The Peranakan is simply wild. If you think you are going to see another vintage dark wood bureau, or kebaya clad mannequin in this Peranakan restaurant, you’ll be happily wrong — as I was. Located on the second floor of Claymore Connect in Orchard Road, this new restaurant, simply called The Peranakan — is a gorgeous collision of extravagant French boudoir and colourful Nonya aesthetics. It sounds insane, but it works.
There’s always something to look at, and you just don’t want to blink in case you miss something. We love the elaborate water glasses that remind us of the great Nonya houses of old Singapore, the humble kettle from which water is poured, the profusion of flowers (plastic – but pretty), bright Nonya ceramics tableware and tiles, and the gorgeously dainty spoons that we are provided to scoop up tiny amounts of sambal. Small chandeliers hang from the ceiling, and etched, bevelled mirrors cover the walls. Sumptuous is the word. We could sip tea and eat kueh here all day.
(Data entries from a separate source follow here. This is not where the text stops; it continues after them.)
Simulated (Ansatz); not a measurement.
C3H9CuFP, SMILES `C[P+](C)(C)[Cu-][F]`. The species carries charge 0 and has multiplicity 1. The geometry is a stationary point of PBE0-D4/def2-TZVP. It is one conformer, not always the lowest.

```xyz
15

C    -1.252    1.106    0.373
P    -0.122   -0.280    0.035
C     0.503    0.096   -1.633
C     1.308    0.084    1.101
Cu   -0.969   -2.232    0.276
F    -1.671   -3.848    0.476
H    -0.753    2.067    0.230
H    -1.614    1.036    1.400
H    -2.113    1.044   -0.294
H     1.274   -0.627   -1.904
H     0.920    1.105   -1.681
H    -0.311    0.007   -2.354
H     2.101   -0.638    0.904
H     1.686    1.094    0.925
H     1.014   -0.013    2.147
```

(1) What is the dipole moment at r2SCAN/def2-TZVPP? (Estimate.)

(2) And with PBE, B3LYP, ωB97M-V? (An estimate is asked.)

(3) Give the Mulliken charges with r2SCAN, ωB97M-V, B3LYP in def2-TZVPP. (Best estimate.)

Beyond good looks, The Peranakan surprises with its fresh concepts (more later) and its combination of traditional favourites and less-known dishes. This freshness is a much needed boost to Peranakan restaurants as a genre, which have become tired with their predictable menus and stereotypical decor.
The food is generally good at The Peranakan. Executive Chef and owner Raymond Khoo is Straits Chinese himself, and many of his dishes are family recipes from his mother and godma. Most dishes I had that lunch was enjoyable. They were authentic and prices were reasonable.
I really liked the pig trotter pongteh ($19), a stew which is usually done using chicken. Slowly cooked in a base of soy sauce and tau cheo, the meat is rendered savoury sweet, rather tender and what made this particularly delectable was the chewy, slightly gelatinous cartilage from the trotter. This is hardly found in Nonya restaurants and quite a treat.
The nasi ulam ($15) was excellent. Chef Raymond adds salted fish to it — again very unusual in nasi ulam — with a little sambal ulam and heightened by aromatic herbs of lemongrass, kaffir lime leaves, and turmeric leaves. While the Malay version is completely vegetarian, the addition of salted fish, Chef tells us, is a Peranakan practice. The whole combination was complex and fragrant, with rice cooked just right — fluffy and grainy. Apparently it is the only Peranakan restaurant in town that serves nasi ulam this way.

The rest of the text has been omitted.